7

When people talk about MapReduce you think about Google and Hadoop. But what is MapReduce itself? How does it work? I came across this blog post that tries to explain just MapReduce without Hadoop, but I still have some questions.

  • Does MapReduce really have an intermediate phase called grouping as the article describes?

  • Can the grouping phase also be done in parallel or only the map and reduce phases?

  • Does the map and reduce operations described in the article make sense for the problem proposed (indexing web pages by keywords)? They look too simple to me.

  • Is the main purpose of MapReduce really just parallelization when indexing large amounts of data?

  • Do you think too many people know Hadoop without understanding the fundamentals of MapReduce? Is it a problem?

4 Answers4

4

MapReduce actually has a grouping phase. The map phase essentially consists in transforming inputs into pairs of (key,value) elements. Because the reduce phase consists in "aggregating" all the values associated to the same key, you cannot avoid the need to group all values by key before the reduce phase. This may need a lot of time since values must be shuffled over the cluster.

The grouping phase can be made in parallel. Basically, a cluster node is associated to each generated key. Then, all the generated pairs of (key, value) are sent to the node associated to their key. This typically leads to an important network overload, and this phase is considered as network bounded.

The indexing of Web pages by keyword is a typical application of MapReduce. More generally, dictionary reversing can almost directly be described as a MapReduce task. You can see it as a process for building a basic search engine: you want to find Web sites containing à particular keyword. Because you don't have time to browse all the sites for each incoming query, you have to prepare a reverse dictionary of (keyword, websites).

MapReduce is not limited to indexing tasks. The map and reduce tasks can be less or more complex than those required for an indexing. You can also combine several map and reduce tasks for carrying out more complex data processing. For instance, Apache Pig provides a SQL-like language for describing "complex" MapReduce jobs.

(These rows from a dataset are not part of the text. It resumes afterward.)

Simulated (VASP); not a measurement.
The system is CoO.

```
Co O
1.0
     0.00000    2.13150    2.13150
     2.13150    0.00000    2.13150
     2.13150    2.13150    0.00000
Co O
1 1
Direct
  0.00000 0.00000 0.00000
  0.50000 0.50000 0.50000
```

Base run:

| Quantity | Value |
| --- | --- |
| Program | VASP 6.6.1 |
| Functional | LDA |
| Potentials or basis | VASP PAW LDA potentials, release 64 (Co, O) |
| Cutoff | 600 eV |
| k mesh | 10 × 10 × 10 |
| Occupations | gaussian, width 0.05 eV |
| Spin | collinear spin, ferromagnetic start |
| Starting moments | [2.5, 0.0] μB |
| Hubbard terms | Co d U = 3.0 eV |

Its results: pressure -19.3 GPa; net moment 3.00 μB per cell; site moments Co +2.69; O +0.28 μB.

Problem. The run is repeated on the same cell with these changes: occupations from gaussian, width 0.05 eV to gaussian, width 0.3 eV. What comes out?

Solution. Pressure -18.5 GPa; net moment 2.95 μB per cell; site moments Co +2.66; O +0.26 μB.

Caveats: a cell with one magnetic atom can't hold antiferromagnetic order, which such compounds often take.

I don't think you can correctly use Hadoop (directly) without mastering its basis. You cannot correctly describe a map or a reduce task if you don't understand how the framework will use it for processing submitted data. A deeper understanding of the MapReduce mechanism also helps to understand why a job takes so long, or why adding CPUs will not help to reduce processing time.

mgoeminne
  • 1,158
  • 6
  • 11
  • That's great! Thanks very much. One additional question: did you see any mistake or incorrect information on the referred article? – Eddie Bravo Jan 07 '17 at 09:24
  • I have not tested the source code, but the ideas seem OK. However, as I said, the grouping phase is also "parallelised" in MapReduce since you can "displace" all your pairs simultaneously. Naively, you could associate an id to each of your N nodes (from 0 to N-1), then simultaneously calculate the hash of each key h(k) and send the pair (k,v) to node h(k) mod N. Please note you don't have to finish the map phase before starting the shuffling, so MapReduce is, for multiple reasons, more efficient than the code proposed in the blog poste. – mgoeminne Jan 07 '17 at 09:49
4

But what is MapReduce itself?

I think it's best to start from the basics:

  • map is an operation that applies a single-argument function to a sequence of inputs, producing an equal-sized sequence of outputs.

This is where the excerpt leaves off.